Trainee primary school teacher turned Professor wins $3.9million Yidan education prize

"Usha’s research is truly globally significant both to children’s development and to education"

The world’s largest education prize awarded to someone who is ‘creating a better world through education’ has been won by Professor Usha Goswami.

Professor Usha Goswami, a Professor of Developmental Cognitive Neuroscience, a Director of the Centre for Neuroscience in Education and a Fellow of St John’s College, is an international leader in literacy research and she has today been named as Cambridge’s first Yidan Prize Laureate.

Professor Goswami’s research has made great strides in understanding brain function which has enabled educators to design different teaching techniques and tools to help children with dyslexia and special needs to learn languages more effectively.

Usha Goswami

The Yidan Prize was founded in 2016 by Charles Chen Yidan, one of the founders of the internet-based technology and cultural enterprise Tencent, and is the world’s most generous prize in education research and education development. Yidan Prize Laureates each receive a gold medal and an award of US $3.9 million, half of which is a cash prize while the other half forms a research project fund.

The mission of the Yidan prize is to create a better world through education.The prize honours researchers who have made outstanding achievements in education research and whose work will have a long-lasting global impact.

After studying Experimental Psychology and graduating from Oxford with the top First in her year, Professor Goswami trained as a teacher in London and worked in Cricklewood and Kentish Town. During the training she realised that there was a significant research gap to inform teaching practice, and decided not to pursue a career as a teacher but to do a PhD instead. She joined St John’s College as a Fellow in 1990 and later founded the world's first Centre for Neuroscience in Education based at the University of Cambridge.

Her research focuses on children's cognitive development, particularly the development of language and literacy. Her world-leading work on dyslexia led to the discovery that children with the disorder hear language differently, showing it to be a language disorder and not a visual disorder as previously thought. This significant finding is enabling the development of transformative new educational interventions, which will benefit millions of children with dyslexia worldwide.

Professor Goswami said: “I am deeply honoured to receive the Yidan Prize, and to join the other highly distinguished Yidan Laureates. I have been interested in children’s reading development since training as a primary school teacher, and since then I have aimed to produce research to support children’s early reading acquisition across languages and to ameliorate developmental dyslexia across languages.

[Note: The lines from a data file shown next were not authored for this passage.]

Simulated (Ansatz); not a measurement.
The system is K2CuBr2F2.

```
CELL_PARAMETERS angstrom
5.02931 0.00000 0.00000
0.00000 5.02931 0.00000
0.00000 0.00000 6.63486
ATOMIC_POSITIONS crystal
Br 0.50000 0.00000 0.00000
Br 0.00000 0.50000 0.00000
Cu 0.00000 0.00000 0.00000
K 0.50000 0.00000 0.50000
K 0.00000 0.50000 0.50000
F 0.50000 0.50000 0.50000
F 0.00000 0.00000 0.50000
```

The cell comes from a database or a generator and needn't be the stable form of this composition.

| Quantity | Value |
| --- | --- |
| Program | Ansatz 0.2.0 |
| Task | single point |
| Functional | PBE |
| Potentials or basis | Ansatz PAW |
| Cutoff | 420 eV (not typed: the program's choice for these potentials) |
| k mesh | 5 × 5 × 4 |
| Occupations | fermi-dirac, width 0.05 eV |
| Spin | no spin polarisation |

“It is an honour for me to have my work and that of my colleagues at the Centre for Neuroscience in Education at the University of Cambridge recognised by the Yidan Foundation. The award of the Yidan Prize enables me to begin a programme of research into oral language difficulties, a long-term ambition of mine.”

The incidence of oral language difficulties is high and estimated prevalence is seven per cent  - the equivalent of at least two children in every primary classroom.

Despite having no obvious hearing or neurological impairments, affected children fail to acquire language skills at an age-appropriate rate, for example failing to use inflectional endings appropriately, “She comb her hair”, and failing to mark tense, “Yesterday I fall down”. Professor Goswami now plans to use the prize money to fund brain imaging research to look at how atypical neural processing of the speech signal underpins oral language difficulties.

Professor Anna Vignoles, who nominated Professor Goswami for the prize, said: “Usha defined what has become the dominant international theory explaining language acquisition in all cultures. Her contributions to understanding of the neural mechanisms that underpin a child’s acquisition of language has the potential to prevent reading difficulties occurring in the first place for millions of children across the world.

“Early reading ability and the surrounding neuroscience has a huge impact on children’s development in all cultures, and as such, Usha’s is truly globally significant both to children’s development and to education.”

Sir Fazle Hasan ABED KCMG, Founder and Chair Emeritus of Bangladesh’s BRAC, the world’s largest non-‐governmental organisation, has been named as the winner of the Yidan Prize for Education Development. The prize was awarded in recognition of the innovative ‘Play Labs’ he spearheaded to introduce more than 1,400 play-based early childhood development centres across Bangladesh, Tanzania and Uganda.

Dr Charles Chen Yidan, Founder of the Yidan Prize, said: ““I congratulate Professor Usha Goswami and Sir Fazle Hasan ABED KCMG on their outstanding achievements and commitment to improving education.

“Knowledge attainment is an area that transcends racial, religious, economic and national boundaries, affecting everything from human health and the environment to well-being and personal fulfilment. I hope every country and region can benefit from the results of the best research and education development work, helping to create a better world through education.”

The two laureates will receive their awards at the Yidan Prize Awards Presentation Ceremony in December.